ActiveMQ Deployment model - deployment

I have gone through (not fully) ActiveMQ and tried to figure out the deployment model for my application.
I am bit confused on that.
I want to make the system High Availability and decided to use the following. Please correct me if anything is wrong or disadvantage of the model.
Deployment Modle:
Will deploy Brokers in M1 and M2 respectivley.
Use Hardware load balancer (Either F5 or Zeus) to connect either one of the broker (M1 or M2) based on the load.
Want to publish a message using Load balancer URL.
I have gone through network of brokers and we need to mintain some topology. I fell which makes the system more complicated if system grows horizontally. So it is better to have one load balancer to distribute the load.
Questions
Is this above model will send message to any one of the Broker?
Consumer Will be deployed in Tomcat (Think i need to use embeded brokers to configure either M1 or M2). Is it possible to use Load balancer URL instaed of M1 or M2?
Is it possible to have single Web Console Admin to monitor both M1 and M2.
Do we have any performance issue using Spring's feature to consume message.
Sorry to shoot out so many questions. Please help me to correct the deployment model.

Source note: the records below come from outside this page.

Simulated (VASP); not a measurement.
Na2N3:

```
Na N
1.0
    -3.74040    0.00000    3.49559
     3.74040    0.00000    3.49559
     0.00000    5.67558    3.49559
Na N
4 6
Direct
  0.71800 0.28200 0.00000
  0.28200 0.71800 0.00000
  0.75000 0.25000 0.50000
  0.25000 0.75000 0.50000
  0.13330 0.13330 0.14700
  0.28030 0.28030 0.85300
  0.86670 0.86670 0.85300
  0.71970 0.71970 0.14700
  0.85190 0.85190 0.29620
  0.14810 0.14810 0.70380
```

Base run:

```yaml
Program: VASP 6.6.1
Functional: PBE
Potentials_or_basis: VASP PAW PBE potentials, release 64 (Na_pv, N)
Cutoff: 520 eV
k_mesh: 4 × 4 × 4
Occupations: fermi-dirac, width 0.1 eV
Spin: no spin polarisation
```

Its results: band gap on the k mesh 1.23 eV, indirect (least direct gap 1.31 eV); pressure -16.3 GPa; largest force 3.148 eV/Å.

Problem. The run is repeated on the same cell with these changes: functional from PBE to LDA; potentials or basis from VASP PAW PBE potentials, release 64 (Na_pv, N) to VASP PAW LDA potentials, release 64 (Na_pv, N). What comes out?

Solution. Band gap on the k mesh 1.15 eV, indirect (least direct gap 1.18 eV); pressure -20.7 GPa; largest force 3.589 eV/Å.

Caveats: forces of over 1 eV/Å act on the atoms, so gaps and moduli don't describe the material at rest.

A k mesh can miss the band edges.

I think the best way to get some load balancing with some activemq servers is having a : network of brokers and your consumers/producers (in your webapps) should use some failover
So if a producer p1 send a message on a queue on broker 1, the consumer c1 can read the message on broker 2.
[Edit] I have never tried to add some hardware balancer instead of the activemq protocole failover. It should work : just try it and tell us.
3- I do not think it is possible to have only one Web Console to monitor both of your brokers.
4- As far as I am concerned I do not have any performance issue with my Spring configuration.

There are a lot of questions there.
The first thing is to do is start simple. If your application's load is being handled with just one broker, consider setting up high availability through a master-slave setup. For this you do not need a load balancer - the ActiveMQ client library has a failover mechanism where you can define the URLs to a set of brokers that the client should attempt to connect to.
If you are looking at setting up an infrastructure where one broker will not be able to deal with the message load (you can test the maximum throughput of your broker using the performance module), I would advise you to read up on how networks of brokers work. If you do go down this path, you really need to understand ActiveMQ.
On monitoring, a web console can only show you the internals of a single broker. To get insight around what is going on around a set of brokers you will need a monitoring tool such as FuseHQ/Hyperic that is able to aggregate JMX information from a number of boxes.
Performance with Spring is not a problem as long as you configure it correctly (see the section on PooledConnectionFactory).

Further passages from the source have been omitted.